County Civil Court: INSURANCE—PIP Benefits dump truck, owned by the City, was a commercial motor vehicle for purposes of providing plaintiff (State Farm) with PIP subrogation rights under Florida Statute 627.7405.  The ruling of the trial court is affirmed. City of New Port Richey v. State Farm Mutual Automobile Insurance Company, 51-2003-AP-9WS (Fla. 6th Cir. App. Ct. March 27, 2006).

 

IN THE CIRCUIT COURT OF THE SIXTH JUDICIAL CIRCUIT

OF THE STATE OF FLORIDA, IN AND FOR PASCO COUNTY

APPELLATE DIVISION

 

 

CITY OF NEW PORT RICHEY, 

            Defendant/Appellant,

                                                                       

v.

STATE FARM MUTUAL AUTOMOBILE

INSURANCE COMPANY,                            CASE NO: 51-2003-AP-000009WS

                                                                        Lower No: 51-2005-CC-2494WS     

            Plaintiff/Appellee,

                         

___________________________/

 

Appeal from Pasco County Court

County Judge William Sestak

 

Donovan A. Roper, Esq. 

Attorney for Appellant

 

Rick Dalan, Esq.

Attorney for Appellee

 

ORDER AND OPINION

 

            This matter came before the court on City's appeal from an Order Granting State Farm's Motion for Partial Summary Judgment entered by the Pasco County Court . This Court has jurisdiction. Fla. R. App. P. 9.030(c).  The ruling of the trial court is affirmed.

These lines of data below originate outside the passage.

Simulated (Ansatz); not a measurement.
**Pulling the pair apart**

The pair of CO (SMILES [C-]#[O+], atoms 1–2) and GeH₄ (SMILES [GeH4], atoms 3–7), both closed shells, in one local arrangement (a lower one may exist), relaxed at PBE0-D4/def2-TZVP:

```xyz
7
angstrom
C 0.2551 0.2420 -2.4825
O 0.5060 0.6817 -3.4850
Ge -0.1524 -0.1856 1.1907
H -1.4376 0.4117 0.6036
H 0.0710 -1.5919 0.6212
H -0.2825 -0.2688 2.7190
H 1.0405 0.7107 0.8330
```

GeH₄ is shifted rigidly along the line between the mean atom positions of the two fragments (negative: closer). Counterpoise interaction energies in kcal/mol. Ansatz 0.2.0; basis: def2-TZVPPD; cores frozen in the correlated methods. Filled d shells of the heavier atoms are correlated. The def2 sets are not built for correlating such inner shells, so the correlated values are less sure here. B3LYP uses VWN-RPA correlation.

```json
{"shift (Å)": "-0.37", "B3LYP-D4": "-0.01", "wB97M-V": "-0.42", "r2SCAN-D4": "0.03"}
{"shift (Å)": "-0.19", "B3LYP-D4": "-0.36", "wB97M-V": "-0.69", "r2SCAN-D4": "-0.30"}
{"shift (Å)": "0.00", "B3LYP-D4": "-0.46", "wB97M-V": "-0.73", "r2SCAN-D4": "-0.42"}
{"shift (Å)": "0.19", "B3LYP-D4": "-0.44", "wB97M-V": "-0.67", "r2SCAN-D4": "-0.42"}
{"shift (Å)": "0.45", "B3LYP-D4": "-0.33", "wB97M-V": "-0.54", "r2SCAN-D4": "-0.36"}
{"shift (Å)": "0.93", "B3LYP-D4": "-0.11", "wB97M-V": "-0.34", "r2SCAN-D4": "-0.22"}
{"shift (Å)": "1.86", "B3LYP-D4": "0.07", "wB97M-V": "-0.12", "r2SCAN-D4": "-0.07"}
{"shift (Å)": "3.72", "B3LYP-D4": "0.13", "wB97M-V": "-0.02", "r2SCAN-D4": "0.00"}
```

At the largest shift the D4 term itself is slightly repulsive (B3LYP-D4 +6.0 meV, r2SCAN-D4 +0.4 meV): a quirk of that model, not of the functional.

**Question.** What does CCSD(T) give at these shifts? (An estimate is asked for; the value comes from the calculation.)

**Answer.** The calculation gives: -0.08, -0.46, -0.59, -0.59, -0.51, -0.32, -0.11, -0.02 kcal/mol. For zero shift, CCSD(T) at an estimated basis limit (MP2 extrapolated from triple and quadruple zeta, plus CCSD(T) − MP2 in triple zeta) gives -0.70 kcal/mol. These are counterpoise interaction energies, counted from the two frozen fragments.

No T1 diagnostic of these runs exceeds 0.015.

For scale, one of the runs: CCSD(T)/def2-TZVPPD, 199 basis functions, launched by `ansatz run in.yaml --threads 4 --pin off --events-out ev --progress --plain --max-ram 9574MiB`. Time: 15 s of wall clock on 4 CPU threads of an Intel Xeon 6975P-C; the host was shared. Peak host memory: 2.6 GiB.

            The underlying facts are not in dispute.  On Monday July 10, 2000, Mr. James Boone was in the course and scope of his employment as an employee of the City of New Port Richey while operating one of the City's dump trucks.  The dump truck in question was a 2000 GMC Top Kick with a gross vehicle weight rating of 24,500 LBS and does not require an operator to have a valid Commercial Drivers License (CDL). Mr. Andrew Delforno, an 83 year old male, was traveling south on Leo Kidd Avenue in a 1995 4 door Mercury Sable. Boone was headed west on Pine Hill Road.  There were no traffic control devices for eastbound and westbound traffic, but there was a stop sign controlling southbound traffic on Leo Kidd Avenue.  The speed limit on both streets was 30 MPH.  Delforno violated Boone's right of way by failing to stop at the stop sign and collided into the City dump truck driven by Boone. Delforno died that day.  Delforno's estate brought a civil wrongful death suit against the city.  All evidence in that civil suit overwhelmingly demonstrated that the driving actions and/or omissions of Delforno were the sole proximate cause of the accident, and directly caused by a myocardial infarction/heart attack prior to and during the accident at issue. There existed no evidence on the record to support the theory that Boone's driving actions and/or omissions in any way caused or contributed to the accident. As a result of the accident, Boone was also injured and received PIP benefits from his personal automobile insurance carrier, State Farm. 

            State Farm brought an action pursuant to Florida Statute 627.7405(3) titled "Insurer's right of reimbursement" seeking reimbursement of PIP benefits on behalf of its insured driver, Boone, while he was in the course and scope of his employment with the

City.

            The City filed a Motion for [Final] Summary Judgment and State Farm filed its Memorandum of Law in Opposition of the City's Motion for Final Summary Judgment.  State Farm also filed its Motion for Partial Summary Judgment.  The court held a hearing on the motions. The sole issue before the court was whether or not the dump truck, owned by the City, was a commercial motor vehicle for purposes of providing plaintiff (State Farm) with PIP subrogation rights under Florida Statute 627.7405.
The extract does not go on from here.